Film Review: Scream 2

While the first film slashed its way to the top of the box office in 1996, it was 1997’s Scream 2 that really cemented the pulling-power of the self-referential “comedy-horror.” Boasting a star-studded cast, including a pre-Smith Jada Pinkett and Elise Neal, Scream 2 was able to successfully reference itself as well as its preceding installment, while remaining fresh enough to pull in $32 million on its opening weekend. In the film, a now college-bound Sidney Prescott (Neve Campbell) is still stalked by a new Ghostface killer, but who could it be this time?

The confirmation and subversion of the horror stereotypes (such as the black character dying first, while also having a black character in a main supporting role) is what made Scream 2 different from the other slashers that attempted to imitate it. We already knew that if a character said they were going to “be right back” they wouldn’t; we already knew that the killer was likely to be one of the main characters.  What Scream 2 did was give us a satisfying third act, without being too far-fetched and not going down the stereotypical slasher route (Scream 3?… not so much).

Seventeen years later and Scream – and many of its sequels – are still fresh. Why?

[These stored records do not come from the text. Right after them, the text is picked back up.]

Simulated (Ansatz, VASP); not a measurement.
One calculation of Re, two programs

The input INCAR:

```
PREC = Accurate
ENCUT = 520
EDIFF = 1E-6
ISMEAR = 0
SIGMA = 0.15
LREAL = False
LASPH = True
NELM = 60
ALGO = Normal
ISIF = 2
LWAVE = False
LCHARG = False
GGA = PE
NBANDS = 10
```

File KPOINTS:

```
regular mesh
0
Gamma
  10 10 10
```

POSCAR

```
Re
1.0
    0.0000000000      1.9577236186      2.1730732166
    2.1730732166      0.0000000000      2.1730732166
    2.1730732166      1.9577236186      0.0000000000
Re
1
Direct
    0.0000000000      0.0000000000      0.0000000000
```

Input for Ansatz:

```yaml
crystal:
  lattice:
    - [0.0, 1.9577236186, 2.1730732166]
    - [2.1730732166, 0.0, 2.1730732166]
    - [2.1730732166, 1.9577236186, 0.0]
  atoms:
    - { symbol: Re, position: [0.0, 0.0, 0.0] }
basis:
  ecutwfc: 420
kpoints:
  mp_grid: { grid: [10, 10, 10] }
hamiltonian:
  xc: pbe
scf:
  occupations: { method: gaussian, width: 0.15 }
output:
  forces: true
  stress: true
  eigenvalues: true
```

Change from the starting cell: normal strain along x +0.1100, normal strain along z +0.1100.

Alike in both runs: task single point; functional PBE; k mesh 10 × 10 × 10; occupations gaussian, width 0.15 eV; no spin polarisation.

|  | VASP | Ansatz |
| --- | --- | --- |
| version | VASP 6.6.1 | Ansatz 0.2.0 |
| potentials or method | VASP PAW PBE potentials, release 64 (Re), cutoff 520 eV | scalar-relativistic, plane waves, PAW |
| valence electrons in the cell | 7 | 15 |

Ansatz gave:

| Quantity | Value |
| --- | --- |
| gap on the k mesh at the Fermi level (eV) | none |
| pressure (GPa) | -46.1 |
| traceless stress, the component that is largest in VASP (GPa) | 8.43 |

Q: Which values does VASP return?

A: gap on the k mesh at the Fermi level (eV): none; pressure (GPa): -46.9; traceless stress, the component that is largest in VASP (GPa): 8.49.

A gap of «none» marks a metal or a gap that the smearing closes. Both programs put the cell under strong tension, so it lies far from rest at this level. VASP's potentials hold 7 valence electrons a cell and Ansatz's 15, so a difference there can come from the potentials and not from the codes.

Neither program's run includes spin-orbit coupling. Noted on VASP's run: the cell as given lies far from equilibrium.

Sure, we’ve had other self-referential horror’s such as Cabin in the Woods (2012)  and even 2013’s reboot of the Scary Movie franchise, but the characters just aren’t as relatable as they once were. Even when playing into stereotypes, the characters in Scream 2 felt developed. Sidney didn’t revert into the helpless damsel in distress, nor was she a hard, emotionless character. She still had heart, she had interests and we saw her more as a person.

Whether or not a new wave of horror will be able to bring a new sense of freshness to the teen-horror sub-genre is anyone’s guess, but until then I’ll happily return to this installment in one of horror’s most popular franchises.